JUSTICE AND LAND FOR THE GROOTKRAAL COMMUNITY!!!
Lawyers for Human Rights is pleased to note the ground-breaking judgment handed down today by the Supreme Court of Appeal in favour of the Grootkraal Community.
The judgment paves the way for other historically disadvantaged communities, who have used private land for a significant time, to be allowed to register this use against the title deed. This has the result that any sale of the land will remain subject to the community’s use. It is not strange to find schools; churches or other communal activities being run on private land in South Africa. However, this is normally dependent on the goodwill of the current landowner, and could easily be lost with new landowners.
The Grootkraal Community is a close-knit community of impoverished black and coloured families living and working as farmworkers, artisans or domestic workers in the surrounding area of the Kombuys Valley next to the Cango Caves. Sometime in the early 1800s, the London Missionary Society established a mission station on a privately owned farm that came to be known as “Grootkraal” and allowed the community to use a small portion of the farm (4000 square metres of a farm of 117 hectares) for their communal activities. This included church services, baptisms, ‘Sing Songs’, dominoes tournaments, parties, post collection, funerals and bazaars. The community also established a school on the farm for their children.
For successive generations, the community continued to use and occupy that small portion of the farm but in 2010 they were confronted with the imminent threat of losing the land. This is when the farm was sold by public auction to a business trust. The trust straightaway launched an eviction application against the school on the farm, but evicting the school would effectively result in evicting the community too. LHR then filed a counter-application on behalf of the community, to have their rights to use the farm recognised and registered against the title deed by virtue of the legal doctrine of ‘vetustas’. This counter-application formed the subject of the appeal before the SCA.
The crux of the community’s case was that: justice demands that there be some way in which the law protects the use and occupation rights of a community such as the theirs – i.e. a community of impoverished black and coloured families who managed for longer than 200 years, during the course of Apartheid, in harmony with a succession of white landowners, to constitute a community around the use and occupation of a small of piece of land – against a landowner’s desire to evict them.
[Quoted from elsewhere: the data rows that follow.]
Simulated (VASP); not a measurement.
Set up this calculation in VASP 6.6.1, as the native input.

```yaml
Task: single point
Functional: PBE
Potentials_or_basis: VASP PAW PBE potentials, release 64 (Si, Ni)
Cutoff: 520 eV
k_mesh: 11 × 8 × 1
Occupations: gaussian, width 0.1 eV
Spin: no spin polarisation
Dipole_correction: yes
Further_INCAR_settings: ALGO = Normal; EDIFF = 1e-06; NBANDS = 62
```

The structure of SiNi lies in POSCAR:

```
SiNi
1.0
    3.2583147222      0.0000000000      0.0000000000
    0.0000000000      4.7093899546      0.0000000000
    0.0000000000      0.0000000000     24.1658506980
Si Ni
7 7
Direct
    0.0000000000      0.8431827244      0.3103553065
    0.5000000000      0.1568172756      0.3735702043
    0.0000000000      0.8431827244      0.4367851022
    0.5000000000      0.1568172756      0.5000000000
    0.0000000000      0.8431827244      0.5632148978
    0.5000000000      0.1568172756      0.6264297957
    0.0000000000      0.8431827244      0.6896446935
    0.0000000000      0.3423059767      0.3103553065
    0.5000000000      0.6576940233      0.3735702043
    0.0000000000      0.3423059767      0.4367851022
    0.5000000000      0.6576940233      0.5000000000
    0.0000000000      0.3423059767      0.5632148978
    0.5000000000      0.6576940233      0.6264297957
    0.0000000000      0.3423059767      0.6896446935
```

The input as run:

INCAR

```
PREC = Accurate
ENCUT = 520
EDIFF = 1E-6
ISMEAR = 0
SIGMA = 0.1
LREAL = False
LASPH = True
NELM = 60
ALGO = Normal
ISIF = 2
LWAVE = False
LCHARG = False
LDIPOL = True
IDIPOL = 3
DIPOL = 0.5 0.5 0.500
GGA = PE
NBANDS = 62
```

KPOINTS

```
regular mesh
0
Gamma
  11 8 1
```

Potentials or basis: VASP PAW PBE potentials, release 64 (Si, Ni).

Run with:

“This judgment vindicates the Grootkraal Community’s constitutional rights to security of tenure and access to land. Its practical effect is that the Grootkraal Community will be able to continue exercising their land rights, including the operation of the school, freely, in perpetuity and without interference from the present or successive landowners. The judgment is a progressive step in the context of the land debate as it restores the dignity of the Grootkraal Community who were on the verge of losing their ancestral land. It also sets a good precedent for other historically disadvantaged communities in the same predicament.” -Thandeka Chauke, Land and Housing Unit, LHR.
This case is funded by the Legal Aid South Africa and LHR is thankful for their support.